Observers say the arrest of of Europe’s most-wanted war crimes suspect, Bosnian Serb military General Ratko Mladic, will help clear up international concerns about Serbia and support its reconciliation process. But while the legal process moves ahead, the country may have more difficulty letting go of the past.
Reporters at the press conference where Serbian President Boris Tadic broke the news of Mladic's detention questioned the timing of the announcement, suggesting it may not have been a coincidence the arrest happened during a visit by Catherine Ashton, the EU Foreign Policy chief. Ashton was in Belgrade to discuss Serbia's EU application. Tadic dismissed the speculation.

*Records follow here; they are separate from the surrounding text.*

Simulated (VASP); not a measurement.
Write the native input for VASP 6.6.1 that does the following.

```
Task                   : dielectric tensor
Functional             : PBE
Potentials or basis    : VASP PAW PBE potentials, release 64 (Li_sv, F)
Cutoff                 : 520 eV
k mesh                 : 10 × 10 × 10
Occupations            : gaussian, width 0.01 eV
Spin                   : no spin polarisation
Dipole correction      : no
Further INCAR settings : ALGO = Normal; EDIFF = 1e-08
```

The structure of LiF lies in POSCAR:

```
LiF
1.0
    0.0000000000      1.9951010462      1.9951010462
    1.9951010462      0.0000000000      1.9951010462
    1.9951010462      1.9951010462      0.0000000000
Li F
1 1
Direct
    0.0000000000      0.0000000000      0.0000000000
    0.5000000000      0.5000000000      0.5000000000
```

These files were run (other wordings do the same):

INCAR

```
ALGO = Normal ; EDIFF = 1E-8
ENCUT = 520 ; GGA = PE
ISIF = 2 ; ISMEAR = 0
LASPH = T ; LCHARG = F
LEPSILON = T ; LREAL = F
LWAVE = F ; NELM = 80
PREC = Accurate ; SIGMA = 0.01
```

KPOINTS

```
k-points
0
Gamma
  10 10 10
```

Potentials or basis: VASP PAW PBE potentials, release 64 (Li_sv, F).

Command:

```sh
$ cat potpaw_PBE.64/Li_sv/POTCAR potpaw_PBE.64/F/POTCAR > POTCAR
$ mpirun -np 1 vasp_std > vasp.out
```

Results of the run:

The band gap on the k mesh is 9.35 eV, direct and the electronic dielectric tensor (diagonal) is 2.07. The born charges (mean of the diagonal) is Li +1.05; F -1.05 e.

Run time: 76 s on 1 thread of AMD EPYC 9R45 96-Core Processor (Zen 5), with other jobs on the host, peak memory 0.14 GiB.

"We are not making calculations when and how to deliver," said President Tadic. "We are doing that because we truly believe this is in accordance with our law. This is because of our people, Serbs. This is because of moral dignity of our country and our people. But this is crucially important in terms of reconciliation between people that are living in the region of southeast Europe’s former Yugoslavia."
Growing Pressure
Serbia has been under intense pressure to arrest Mladic. The top prosecutor for the International Criminal Tribunal for the former Yugoslavia recently warned that a much more rigorous approach was needed to find Mladic. And the EU has tied Serbia’s membership to the detention of the military leader accused of orchestrating the genocide of nearly 8,000 Muslims men and boys in Srebrenica, a small Bosnian town on the border of Serbia. The 1995 massacre was Europe’s worst since World War II.
Refik Hodzic of the International Center for Transitional Justice in New York says the pressure appears to have worked.
“I don’t think we that we would see the arrest of Ratko Mladic had it not been for this," said Hodzic.
The tribunal at The Hague, Netherlands indicted Mladic in 1995 for the Srebrenica massacre and for atrocities committed during the three-year siege of the Bosnian city of Sarajevo.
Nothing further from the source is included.